B2B BNPL lets business customers split a furniture invoice into instalments (often over 3, 6, or 9 months) while you supply and install as normal. The buyer selects an instalment plan at checkout or at quote stage, then pays monthly. It’s designed for businesses purchasing fit-outs, desks, seating, storage, and breakout furniture—without needing a traditional trade account.

Yes. B2B BNPL can be used on project orders like office fit-outs, boardroom packages, ergonomic seating upgrades, and multi-site rollouts. It’s especially useful when customers need to commit to the right scope upfront (to meet deadlines or secure pricing) but don’t want to pay the full invoice in one hit.
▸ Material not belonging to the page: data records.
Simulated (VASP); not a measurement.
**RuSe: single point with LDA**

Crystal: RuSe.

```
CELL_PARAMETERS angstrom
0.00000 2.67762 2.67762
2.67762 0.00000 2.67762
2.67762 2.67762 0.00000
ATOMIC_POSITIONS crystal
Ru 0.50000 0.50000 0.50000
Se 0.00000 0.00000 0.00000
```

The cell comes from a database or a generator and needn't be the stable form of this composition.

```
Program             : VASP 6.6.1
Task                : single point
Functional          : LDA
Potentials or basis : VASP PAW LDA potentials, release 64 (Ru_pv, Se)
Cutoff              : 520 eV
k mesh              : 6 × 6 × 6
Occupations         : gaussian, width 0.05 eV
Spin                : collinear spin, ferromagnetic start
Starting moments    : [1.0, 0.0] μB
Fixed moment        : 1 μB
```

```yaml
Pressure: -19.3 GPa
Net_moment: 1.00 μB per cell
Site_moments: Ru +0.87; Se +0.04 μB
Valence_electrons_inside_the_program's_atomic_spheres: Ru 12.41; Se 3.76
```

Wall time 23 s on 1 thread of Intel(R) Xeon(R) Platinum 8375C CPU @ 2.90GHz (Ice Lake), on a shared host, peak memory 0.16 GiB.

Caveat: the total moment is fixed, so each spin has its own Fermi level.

In most B2B BNPL models, the supplier is paid upfront and in full, while the customer repays the BNPL provider over time. That means you can improve cash flow without extending in-house terms or carrying the receivable on your balance sheet.

B2B BNPL is built to reduce risk for the supplier because the BNPL provider typically assesses the buyer and manages repayment. That means you’re not relying on “trust” or chasing overdue invoices as part of the instalment plan. Always check the provider’s approval process and terms, but the intent is that repayment risk sits with the BNPL provider—not the furniture supplier.

When buyers can spread payments, they’re less likely to cut scope or delay decisions. That often leads to larger fit-outs, more complete packages (desks + seating + storage), and fewer last-minute removals at quote stage. Instead of discounting to win the job, suppliers can use payment flexibility to improve conversion and lift average order value.